Empirical CDF enhancements #590

alyst · 2020-08-09T13:55:47Z

The PR improves the performance of ECDF and adds interpolation.

The major problem with the current code is that in the weighted case the partial sums have to be recalculated for each input. But this is not necessary, since all CDF values for weighted and non-weighted cases could be precalculated.
I suppose ECDF was written in pre-broadcast epoch, so it does not overload Base.Broadcast.broadcasted() for providing enhanced support for vectors. The PR deprecates ecdf(v::AbstractVector) in favor of standard dot notation. I've kept customized broadcasting, but now it just caches the CDF value of the last vector element.
Optionally, ECDF can enable interpolation (ecdf(..., interpolate=true)), which is handy for continuous empirical distributions. (It just linearly interpolates between the CDFs of adjacent values).

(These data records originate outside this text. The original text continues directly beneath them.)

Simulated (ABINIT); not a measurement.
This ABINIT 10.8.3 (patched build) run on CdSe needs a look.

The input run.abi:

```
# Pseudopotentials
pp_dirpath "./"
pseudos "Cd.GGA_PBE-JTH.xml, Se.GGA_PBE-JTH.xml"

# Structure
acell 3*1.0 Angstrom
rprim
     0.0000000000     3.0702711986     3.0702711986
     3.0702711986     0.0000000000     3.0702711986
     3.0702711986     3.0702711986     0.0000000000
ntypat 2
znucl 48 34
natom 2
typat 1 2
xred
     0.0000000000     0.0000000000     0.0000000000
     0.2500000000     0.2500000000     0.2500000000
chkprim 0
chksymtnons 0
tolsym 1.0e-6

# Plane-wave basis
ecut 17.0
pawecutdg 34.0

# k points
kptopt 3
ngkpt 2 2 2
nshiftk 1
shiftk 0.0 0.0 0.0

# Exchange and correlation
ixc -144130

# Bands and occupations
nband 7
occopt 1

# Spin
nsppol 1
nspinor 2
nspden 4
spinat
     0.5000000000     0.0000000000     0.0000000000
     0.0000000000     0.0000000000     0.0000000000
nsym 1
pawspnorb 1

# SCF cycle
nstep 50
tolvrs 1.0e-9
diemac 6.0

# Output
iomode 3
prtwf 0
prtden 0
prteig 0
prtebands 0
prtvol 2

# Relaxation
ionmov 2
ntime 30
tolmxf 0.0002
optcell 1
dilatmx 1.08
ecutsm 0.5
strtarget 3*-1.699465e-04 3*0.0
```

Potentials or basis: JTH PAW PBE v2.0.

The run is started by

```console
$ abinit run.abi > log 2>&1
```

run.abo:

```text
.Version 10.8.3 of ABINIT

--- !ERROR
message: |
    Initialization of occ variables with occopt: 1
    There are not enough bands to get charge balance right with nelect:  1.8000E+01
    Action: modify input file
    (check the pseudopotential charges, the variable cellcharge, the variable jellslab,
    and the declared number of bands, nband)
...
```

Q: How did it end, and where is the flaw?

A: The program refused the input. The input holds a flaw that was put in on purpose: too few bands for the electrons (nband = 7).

use the custom broadcast implementation of ecdf.(v)

precalculates the partial weigths sums

linearly interpolates cdf between adjacent values

nalimilan

Sorry for the long delay. This looks nice. I can't comment on the math but here are remarks about the code.

nalimilan · 2020-10-06T16:10:56Z

src/weights.jl

@@ -121,8 +121,8 @@ aweights(vs::RealArray) = AnalyticWeights(vec(vs))
    s = w.sum

    if corrected
-        sum_sn = sum(x -> (x / s) ^ 2, w)
-        1 / (s * (1 - sum_sn))
+        sum_w2 = sum(abs2, w)


Wasn't this here to avoid overflow?

nalimilan · 2021-02-08T15:54:32Z

src/deprecates.jl

+
+### Deprecate August 2020 (v0.33)
+function (ecdf::ECDF)(v::RealArray)
+    depwarn("(ecdf::ECDF)(v::RealArray) is deprecated, use `ecdf.(v)` broadcasting instead", "(ECDF::ecdf)(v::RealArray)")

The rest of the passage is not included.